Why when we look at water it’s clear. but when we go under water it’s blurry?

112 views

Why when we look at water it’s clear. but when we go under water it’s blurry?

In: 5

3 Answers

Anonymous 0 Comments

The proper function of our eyes depends on there being air on the outside of our eye’s lens. The shape of our eye, the lens, cornea etc. are all designed to focus light very precisely on the retina at the back of our eyes.

When you are near or far sighted and need glasses or some other type of correction, its because, for one or more of some very good reasons (age, growth, atrophy and their derivative conditions: glaucoma, lens stiffness, eye shape, whatever etc.) the light isn’t being focused in the right spot.

Refraction is where light _bends_ as it transitions between two different but still transparent (or light carrying) materials. You can see this when you put a straw into a glass of water – above the water its at a certain angle, below, its at a different angle (or so it would seem, as you look at it from above the glass).

The shape of our eyes, the lens in particular, has evolved to focus the incoming light on our retinas accounting for the refraction between air and the material of our eye’s lenses (and then the clear goo that fills our eyeballs). If you replace the air with water, that amount of refraction goes bork and the light you see through your eyeballs is no longer focusing quite in the right spot.

Having said that, I bet some – very few – people who DO need corrective eye-wear out of water, might actually be able to see _better_ underwater. But I’m not an optometrist so I’m speculating.

Anonymous 0 Comments

Your eyes work best when coupled to air. They transfer function does not work well when they are coupled to water.
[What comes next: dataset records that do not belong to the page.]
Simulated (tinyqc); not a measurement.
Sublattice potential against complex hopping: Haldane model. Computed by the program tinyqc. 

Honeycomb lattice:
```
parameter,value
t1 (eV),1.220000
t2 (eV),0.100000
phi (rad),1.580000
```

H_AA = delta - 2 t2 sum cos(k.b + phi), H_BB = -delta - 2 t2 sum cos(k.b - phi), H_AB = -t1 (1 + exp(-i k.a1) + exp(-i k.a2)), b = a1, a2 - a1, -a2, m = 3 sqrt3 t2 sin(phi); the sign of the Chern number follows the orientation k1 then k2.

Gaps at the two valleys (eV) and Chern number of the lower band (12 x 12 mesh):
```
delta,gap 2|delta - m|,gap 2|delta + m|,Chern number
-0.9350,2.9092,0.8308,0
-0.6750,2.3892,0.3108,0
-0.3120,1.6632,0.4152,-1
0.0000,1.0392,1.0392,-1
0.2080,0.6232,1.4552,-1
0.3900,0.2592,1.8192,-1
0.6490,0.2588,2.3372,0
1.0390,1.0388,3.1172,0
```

This is why you can see clearly with a face mask filled with air over your eyes.

Anonymous 0 Comments

Human eyes can’t work properly under water, they’re not made for that, and the way light behaves in air and in water is different, but our eyes have no way to adjust to that. When you’re looking at water your eyes are not submerged, so you just see the water as the liquid it is, with all its quirks related to light like refraction and such. But when you actually submerge your eyes under water then the water is not any less clearer, it’s just that your eyes can’t actually adjust for the distortions the water causes to the light.